Forces that Inspire: New Orleans through a plein air painter’s eyes

Written by: Lisa LeBlanc-Berry

Anyone who loves or gets misty-eyed over the thought of New Orleans will be drawn to the Impressionistic plein air paintings of Phil Sandusky that are on view this month at Cole Pratt Gallery on Magazine Street, with an opening reception November 7.

From the shady streets of the South Carrollton area to the Garden District and Bywater neighborhoods, the plethora of Creole cottages, Victorian homes, ordinary shotgun houses, and humble corner stores that define the city are eloquently captured on Sandusky’s canvases in his new body of work.

Like a modern-day Monet, he can often be seen walking around the streets of Uptown New Orleans (often in my neighborhood with his small dog), with his easel in hand. Sandusky is easily identifiable by his characteristic sun visor and shaggy blonde hair and by his obvious vigor and enjoyment of painting in the fresh air.

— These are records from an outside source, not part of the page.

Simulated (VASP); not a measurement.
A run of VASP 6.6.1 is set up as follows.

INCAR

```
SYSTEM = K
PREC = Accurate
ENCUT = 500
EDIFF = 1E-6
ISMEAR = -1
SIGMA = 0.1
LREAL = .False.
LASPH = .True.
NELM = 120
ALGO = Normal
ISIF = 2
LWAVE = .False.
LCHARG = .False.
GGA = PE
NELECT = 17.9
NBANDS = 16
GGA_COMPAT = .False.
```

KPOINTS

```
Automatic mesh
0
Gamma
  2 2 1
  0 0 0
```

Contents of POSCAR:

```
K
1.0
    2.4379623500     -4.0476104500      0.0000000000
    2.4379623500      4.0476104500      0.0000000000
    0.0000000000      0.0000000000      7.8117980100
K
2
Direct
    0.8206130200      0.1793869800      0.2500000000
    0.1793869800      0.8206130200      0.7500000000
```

“I like the architecture of New Orleans,” Sandusky says. “It is not all pristine. The buildings age quickly and they are more organic than other places, so there is a lot of character to the architecture with the old wood framed buildings. From Victorian to Spanish stucco, there is such variety,” he reflects. “It’s like a little tropical paradise here. There is also a lush variety of foliage that you don’t have anywhere else,” he concludes. “Right now, there is a bunch of papaya trees growing around town.”

Painting doesn’t get any fresher than this. The artist works quickly, on average just three hours per canvas, but he says, “I only keep about one canvas per week out of the five canvases I have done. There is a crispness, immediacy to it. I work exclusively from life.”

Sandusky not only limits the time spent on a painting, but he also uses relatively large brushes and small canvases. “These limitations encourage simplification and thinking about the parts only in so far as they relate to the whole,” he explains. “I believe that when representational artists paint by focusing all attention on each part separately, no matter how well they plan, they may reproduce the image perfectly, but they can’t help but compromise their statement of the real human visual experience of the whole subject,” he continues. “The fundamental principle of gestalt is that ‘the whole is different than the sum of its parts.’ I have found this quickly executed, simple statement to be the most effective way for me to explore the real, transient nature of the visual experience.”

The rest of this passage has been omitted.